Whether it's a career or a meal, we want to choose. Exercising control feels good. It defines who we are. It's what creates our lives.

The desire and need for choice are universal, and so innate that we act on it even before we can express it, says Sheena Iyengar in The Art of Choosing (Twelve, $25.99). A study of infants shows they not only want to hear music, but crave the power to choose it.

Beyond that, how and why we make choices, and our path to that end is a fascinating journey that is at once liberating and confusing.

Among Iyengar's findings:

-- We have a better memory for things that excite our senses or appeal to our emotions than for dry statistics.

-- When voting, we tend to equate physical appearance with the candidate's competence.

-- Position is a primary influence. Items displayed at either end of store shelves sell more than those in middle. First and last candidates in a job interview have more impact.

Iyengar, the daughter of Sikh immigrants, grew up in a culture in which you lived by rules -- set either by God or your parents. She explains how we are shaped by cultural traditions and societal influences.

The Columbia University professor also conducted surveys with people of all ages from all walks of life and Asian and Western sensibilities.

Noting the trend for global organizations to link diverse groups of employees in locations around the world, she says they need to implement practices that ensure a high degree of efficiency, without running afoul of cultural differences or expectations.

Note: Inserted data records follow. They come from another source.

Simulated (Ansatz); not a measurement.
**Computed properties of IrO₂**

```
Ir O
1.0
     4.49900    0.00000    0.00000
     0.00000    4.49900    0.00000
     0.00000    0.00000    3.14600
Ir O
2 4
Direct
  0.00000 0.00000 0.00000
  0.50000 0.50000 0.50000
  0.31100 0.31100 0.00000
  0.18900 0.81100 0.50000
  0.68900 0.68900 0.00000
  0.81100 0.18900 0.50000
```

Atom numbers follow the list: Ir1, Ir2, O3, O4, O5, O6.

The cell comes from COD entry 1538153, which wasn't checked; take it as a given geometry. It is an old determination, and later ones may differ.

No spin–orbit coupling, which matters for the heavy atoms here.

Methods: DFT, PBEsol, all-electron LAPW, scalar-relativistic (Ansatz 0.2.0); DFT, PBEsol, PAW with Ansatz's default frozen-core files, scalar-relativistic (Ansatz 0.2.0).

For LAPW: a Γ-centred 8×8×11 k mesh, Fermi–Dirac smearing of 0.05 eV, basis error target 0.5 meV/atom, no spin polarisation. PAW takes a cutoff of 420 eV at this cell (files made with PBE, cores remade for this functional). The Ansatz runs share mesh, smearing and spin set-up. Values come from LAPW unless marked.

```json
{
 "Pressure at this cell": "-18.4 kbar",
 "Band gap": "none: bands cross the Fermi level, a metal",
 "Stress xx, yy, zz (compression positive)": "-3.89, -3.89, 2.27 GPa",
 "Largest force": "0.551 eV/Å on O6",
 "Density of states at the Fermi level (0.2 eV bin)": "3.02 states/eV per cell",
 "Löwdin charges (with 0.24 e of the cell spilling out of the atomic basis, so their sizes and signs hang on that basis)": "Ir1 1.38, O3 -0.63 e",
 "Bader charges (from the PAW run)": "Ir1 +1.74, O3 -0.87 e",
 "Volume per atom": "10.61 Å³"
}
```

To avoid conflict, Iyengar believes the first step is always to figure out what people really want. Talk to them individually to determine their needs and priorities, and then search for common ground.

In a political context, a world leader's choice should be guided by 10 percent intuition to set goals and 90 percent reason to achieve them, she said.

Studies of individualist and collectivist societies reveal that one links identity to group affiliation, while the other emphasizes the importance of personal choice.

True choice, the author says, requires a person to have the ability to select an option and not be prevented from it by an external force.

When we cannot maintain control or it is taken away from us, as demonstrated by an experiment conducted on dogs, we feel helpless and immobilized.

That conditioning, when applied to society by, say, a totalitarian government, can result in a passive and compliant population. For example, after the breakup of the Soviet Union, some people who had longed for freedom, were unable to cope, economically or mentally. The author spoke with a woman who felt adrift in her new life, without the restrictive albeit familiar controls of the old days to which an entire generation of people had been conditioned.

Sometimes we are at the mercy of influences we can't even detect. The author, who is blind, says our choices about what we wear -- styles and fashion colors -- fall into a different category of manipulation. They are the result of a collective effort of designers, celebrities, advertisers and the media.

As we seek to define ourselves, research shows our need to appear sophisticated. In a test of identical wines, we will choose the higher-priced one as the best tasting. That fear of being exposed as clueless was also borne out in a study where most participants chose L'eau du Robinet to tap water.

Iyengar, who holds a doctorate in social psychology from Stanford University and a degree from Wharton School of business, says our minds operate on two levels simultaneously: one, conscious and reflective, the other unconscious and automatic. We can subconsciously register information without becoming consciously aware of it.